A slew of significant albums all came out in 1997 – Sam Walton is revisiting each one on their 20th anniversary
It’s difficult to imagine how a recording career could open with more dread. “The car’s on fire, and there’s no driver at the wheel,” begins the growling, downbeat narration on the first track of Godspeed You! Black Emperor’s debut, before going on to lay out an arid, apocalyptic picture that, eerily, foreshadows the 9/11 attacks. Meanwhile, an ominous drone throbs beneath. What follows is mournful and discordant, nostalgic and poignant, doomy yet also disconcertingly beautiful, and, twenty years on, resembles a sort of imperfect manifesto to purity and artistic accountability.

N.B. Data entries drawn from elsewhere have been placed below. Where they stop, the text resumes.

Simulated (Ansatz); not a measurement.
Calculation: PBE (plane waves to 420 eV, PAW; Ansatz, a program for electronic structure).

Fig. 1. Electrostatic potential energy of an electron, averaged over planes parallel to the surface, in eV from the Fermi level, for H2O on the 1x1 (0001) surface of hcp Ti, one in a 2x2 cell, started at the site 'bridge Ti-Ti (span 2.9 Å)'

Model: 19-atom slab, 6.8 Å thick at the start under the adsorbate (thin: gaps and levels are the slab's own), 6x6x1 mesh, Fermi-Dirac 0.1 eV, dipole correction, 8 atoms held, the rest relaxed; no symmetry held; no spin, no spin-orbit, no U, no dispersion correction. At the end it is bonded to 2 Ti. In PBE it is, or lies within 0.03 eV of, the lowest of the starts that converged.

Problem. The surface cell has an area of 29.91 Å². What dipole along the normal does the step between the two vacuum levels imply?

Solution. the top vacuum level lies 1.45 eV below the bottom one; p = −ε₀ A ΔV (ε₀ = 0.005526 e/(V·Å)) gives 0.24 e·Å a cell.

‘F♯ A♯ ∞’ is also perhaps the most politically antagonistic record to be released in 1997 which, given that it’s largely instrumental, is a huge testament to Godspeed’s communicative power: sure, the album’s field recordings of intercepted police radio and paranoid vox pops, and its sleeve, full of fateful prognostications and diagrams, make explicit the band’s distaste for government recklessness and irresponsible power. But the music that surrounds it is equally expressive of Godspeed’s progressive politics, of a belief in the strength of a democratic collective: there is no one lead instrument on ‘F♯ A♯ ∞’, themes are shared around and duties equally distributed, and intensity is derived not from sudden shifts in volume or showy circus tricks from one player, but from density – a sort of “we shall not be moved” resistance in musical form – invoked by every player pulling in the same direction, a gesture that renders the band less a group of musicians, and more a movement. On the handful of occasions across ‘F♯ A♯ ∞’ when the 15-plus musicians move as one and at full throttle, it becomes clear that, like a successful political party, Godspeed’s greatest asset is their unity.
Even ‘F♯ A♯ ∞’’s production feels like a statement of dissent: despite the majority of the album falling between mezzo-piano and mezzo-forte, the dynamic range is nonetheless huge, and consequently wonderfully confrontational (not to mention particularly arresting today, after twenty years of loudness wars). Because of it, the eruptions become more violent or passionate, the broodings more sinister or delicate, and the album as a whole becomes one that commands attention in the same way as a charismatic protest-leader.
Indeed, the most impressive thing about the album isn’t its louds and quiets – the standard calling card of post-rock that has become something of a cliche, and which ‘F♯ A♯ ∞’’s actually largely eschews – but the record’s tone. There are long periods of abstract swooping and shimmering, and entire sections dedicated to the examination of texture, where ambience and grain take precedence over melody. These sections are by far the most intriguing, and accordingly when Godspeed do allow a tune to percolate and build, it comes from a firm foundation. In turn, that inspires a confidence that mutates almost into a sort of devotion, both in the band and the listener.
On the tenth anniversary of ‘F♯ A♯ ∞’’s release, the global financial markets went into freefall, triggering the biggest economic crisis since the Great Depression. On its twentieth, a corrupt, bellicose US president appears inches from nuclear war with a rogue state that’s ruthlessly killing its own citizens. In 1997, however, there was relative global stability, and Francis Fukuyama’s prophecy from five years earlier that we had witnessed The End of History (“the end point of mankind’s ideological evolution”, he posited) appeared to be holding true. In that context, ‘F♯ A♯ ∞’’s eschatological diatribes and musical paeans to the virtues of direct democracy can be interpreted as a reaction against the complacency and decadence of the 90s. But one of the reasons the album endures today is that those same warnings ring far more threateningly true in 2017, and, one senses, may well continue to do so in the future.
But that’s not to say that ‘F♯ A♯ ∞’ is depressing. The album’s final piece seeks to offer hope: “The preacherman says the end of the world is coming, but I don’t go by what he says,” goes a field recording at the start, before the movement builds towards an enormous, rather euphoric major chord 15 minutes later. It leaves a taste of optimism and empowerment, a sense that despite the world’s many troubles, it’s not time to give up quite yet. That final ring of hope – demonstrably grown from the terror of the album’s opening – is perhaps the record’s greatest achievement: “The future is still bleak, uncertain and beautiful”, reads a letter from the band within the album’s packaging. Perhaps there’s not as much to dread as first appears.